Powered by Guardian.co.ukThis article was written by Suhasini Sakhare, for guardian.co.uk on Wednesday 14th July 2010 14.30 UTC

The Indian economic story has been marked in the last decade by outstanding success. The stock exchanges have outperformed leading indices worldwide, the demographics are favourable and the IT outsourcing sector continues to boom. Inflation presents an aberrant thread running through this story. Aberrant because it works not on the basis of how much money consumers have, but on the basis of how little consumers know.

If we look at the numbers, Indian inflation was historically at its lowest in the last 10 years when the economic boom was at its peak. This year, with growth set at 9.4%, as per the IMF’s 8 July forecast, India will likely suffer from double-digit inflation. By contrast, in 2008, growth was a healthy 9%, while inflation was only 6.4%. A bad monsoon last year has been repeatedly blamed for this upsurge, but grain lies rotting in government warehouses.

India’s problems are unique, because it is possibly the most inefficient market in the world. Two historical phenomena are to blame for this.

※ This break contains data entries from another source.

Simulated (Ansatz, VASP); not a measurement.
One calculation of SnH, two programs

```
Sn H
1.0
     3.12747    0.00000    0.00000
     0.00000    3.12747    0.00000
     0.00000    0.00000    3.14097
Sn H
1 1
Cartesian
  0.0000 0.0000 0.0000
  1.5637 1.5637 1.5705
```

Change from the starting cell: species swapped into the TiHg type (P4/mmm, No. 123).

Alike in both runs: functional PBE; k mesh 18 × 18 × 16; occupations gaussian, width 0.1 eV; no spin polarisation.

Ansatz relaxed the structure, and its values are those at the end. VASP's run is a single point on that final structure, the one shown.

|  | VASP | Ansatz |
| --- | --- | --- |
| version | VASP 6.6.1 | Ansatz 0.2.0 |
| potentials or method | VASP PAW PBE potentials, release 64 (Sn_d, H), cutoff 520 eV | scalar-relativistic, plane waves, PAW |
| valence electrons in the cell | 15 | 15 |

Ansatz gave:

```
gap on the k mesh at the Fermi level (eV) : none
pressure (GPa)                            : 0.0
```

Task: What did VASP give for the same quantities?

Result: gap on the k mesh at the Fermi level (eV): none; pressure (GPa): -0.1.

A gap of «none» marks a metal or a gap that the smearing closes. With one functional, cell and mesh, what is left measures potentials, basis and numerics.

First, changes in the Indian economy in the early part of the 20th century led to the value of labour, innovation and management plummeting and the value of capital rising disproportionately high. This imbalance continues to this day. Our employment laws are a joke, our scientists staff the top 40% of Nasa, but research lags at home and corporate governance is in its infancy, to put it politely.

Second, Gandhi’s freedom movement and Nehru’s socialist politics have made profit a dirty word. Although the government’s economic liberalisation efforts helped some, Indian capital still continues to be in the unique position of being both extremely powerful, and strongly despised. This is not a good combination, and as a result corruption flourishes, healthy competition is nipped in the bud and middlemen work at the expense of the disorganised producer and the consumer.

A workable solution to this problem is to empower the consumer with knowledge. In 2002, an Indian conglomerate started an experimental internet portal. This portal worked at bringing transparency to the supply side of Indian commodities. By logging in, farmers could check current prices of commodities, and arrive at a good deal.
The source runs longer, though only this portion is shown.